Dear President Trump,
I wrote on Monday morning urging you to reconsider your exceptionally ill-chosen words of Saturday – “on many sides” – following the tragic events in Charlottesville.
Shortly afterward, and I’m sure unrelated to my plea, you did so, or at least seemed to do so. I felt your new take on Charlottesville may have been somewhat devoid of passion and authenticity, but at least it was a start in the right direction, however late it might have been.
But barely 24 hours passed before you stood up again and reverted to your Saturday thinking, leaving Monday’s words in the dust. Indeed, your newest comments have rightly provoked outrage and dismay in wide swaths of the country, including within the Republican Party.

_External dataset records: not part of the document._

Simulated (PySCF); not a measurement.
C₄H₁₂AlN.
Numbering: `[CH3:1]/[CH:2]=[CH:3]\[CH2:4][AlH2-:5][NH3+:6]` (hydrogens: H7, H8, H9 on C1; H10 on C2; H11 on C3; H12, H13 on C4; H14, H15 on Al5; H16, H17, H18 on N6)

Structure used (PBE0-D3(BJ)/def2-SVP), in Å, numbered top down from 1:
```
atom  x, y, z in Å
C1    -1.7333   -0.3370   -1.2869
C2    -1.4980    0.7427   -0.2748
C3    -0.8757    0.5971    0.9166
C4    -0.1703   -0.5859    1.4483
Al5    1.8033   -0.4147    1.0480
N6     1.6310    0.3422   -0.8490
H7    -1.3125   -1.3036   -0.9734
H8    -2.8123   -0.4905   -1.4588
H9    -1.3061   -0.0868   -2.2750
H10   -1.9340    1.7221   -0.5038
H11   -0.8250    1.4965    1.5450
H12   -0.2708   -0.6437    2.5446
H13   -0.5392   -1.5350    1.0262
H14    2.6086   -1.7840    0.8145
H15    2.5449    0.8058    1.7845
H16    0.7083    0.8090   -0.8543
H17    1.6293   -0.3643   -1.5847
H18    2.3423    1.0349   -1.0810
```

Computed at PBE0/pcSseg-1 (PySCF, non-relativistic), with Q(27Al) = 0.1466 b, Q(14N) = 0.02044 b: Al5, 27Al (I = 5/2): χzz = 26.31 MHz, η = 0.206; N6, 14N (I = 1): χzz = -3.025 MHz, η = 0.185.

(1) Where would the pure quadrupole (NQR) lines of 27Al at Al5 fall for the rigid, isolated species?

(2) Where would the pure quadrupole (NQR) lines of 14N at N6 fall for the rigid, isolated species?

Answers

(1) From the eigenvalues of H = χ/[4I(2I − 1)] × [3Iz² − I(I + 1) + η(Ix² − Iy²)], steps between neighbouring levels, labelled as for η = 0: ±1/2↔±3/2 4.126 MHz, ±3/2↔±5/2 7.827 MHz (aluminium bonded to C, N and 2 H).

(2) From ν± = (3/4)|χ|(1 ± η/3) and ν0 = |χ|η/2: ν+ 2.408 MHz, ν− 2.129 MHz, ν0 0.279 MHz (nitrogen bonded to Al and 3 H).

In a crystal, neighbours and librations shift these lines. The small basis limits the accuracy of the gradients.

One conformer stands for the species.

When I was a visiting faculty member, leading a course on the politics of memory, I asked my graduate students what were the most important safeguards against outbursts of deadly hatred and intolerance.
To a person, their first answer was the tone set by political leadership, beginning at the very top. They also mentioned the roles of religious and civic leaders, the media, schools, and, of course, families, but they kept returning to the first category, citing both positive and negative examples in history.
Sadly, the inescapable message received yesterday from your words will only inflame feelings in this country, drive a deeper wedge among Americans, and convince many that you really do see a moral equivalence between white nationalists, neo-Nazis, and Ku Klux Klan members, on the one hand, and those who oppose them on the other hand.
Mr. President, there is no moral equivalence, nor can there be – not when one side wishes to celebrate the racist, secessionist Confederacy and chant “Jews will not replace us,” and the other side represents the voices of inclusion and diversity; nor when one side resorts to violence, leading to the murder of a young woman and injuries to 19 others, and the other side is the target.
As our nation’s top elected official, you are meant to be our moral leader-in-chief and our unifier-in-chief. Yet, sadly, you have abdicated both roles. Your remarks of Saturday and yesterday make that painfully clear, not to mention the five days that have passed without a visit to the family of Heather Heyer or your absence from her funeral today.
I fully understand that hatred was not born in this country as a result of your presidency. Indeed, in the decade of the 1990s, the American Jewish Committee (AJC) led a national campaign with the theme “No one is born hating.”
We sponsored many advertisements in newspapers and helped build coalitions to stand against violence in the name of bigotry.
Here’s an excerpt from our statement in The New York Times on August 29, 1999:
“Enough is enough. Hatred is spreading – with fatal consequences. It struck in Illinois and Indiana over Independence Day weekend. African Americans, Asian Americans, and Jews were the victims. It struck again at a Jewish community center in Los Angeles, wounding five Jews, including children, and killing a Filipino American postal worker… Action is necessary now. As a start, Congress must hold full-scale hearings on groups that preach hatred and glorify violence… Hate groups must be fought through education, law, and political will.”
So, no, it’s not a new phenomenon in the current era, but what is new is the delayed, hesitant, and contradictory reaction of our nation’s leader, when precisely the opposite response is so desperately needed.
I might add that those Congressional hearings are once again urgently needed as well.
And I also understand that violence and intimidation are not just tools of the far right, but have been used by the far left as well. Coming from parents who experienced the full force of both extremes in Europe, I don’t ignore one at the expense of the other.
But in the case of Charlottesville, unlike what happened at a baseball field in Virginia or at UC Berkeley, this was not about the far left, with its violent elements, setting the stage, but rather those who want to separate us by racial identity, create a hierarchy among us, and take a page from the Third Reich in how to deal with the Jews – which, presumably, applies every bit as much to your family today as it does to mine.
Mr. President, for many Americans, finding a path forward that narrows the differences and builds greater cohesion may seem like an impossible task. Yet as long as you are the occupant of the Oval Office, surely it needs to be among your foremost obligations, together with protecting our national security.
For the sake of us all, I can only hope that wise heads, who are determined to set us on that path, will prevail in the weeks and months to come. The national stakes couldn’t be higher.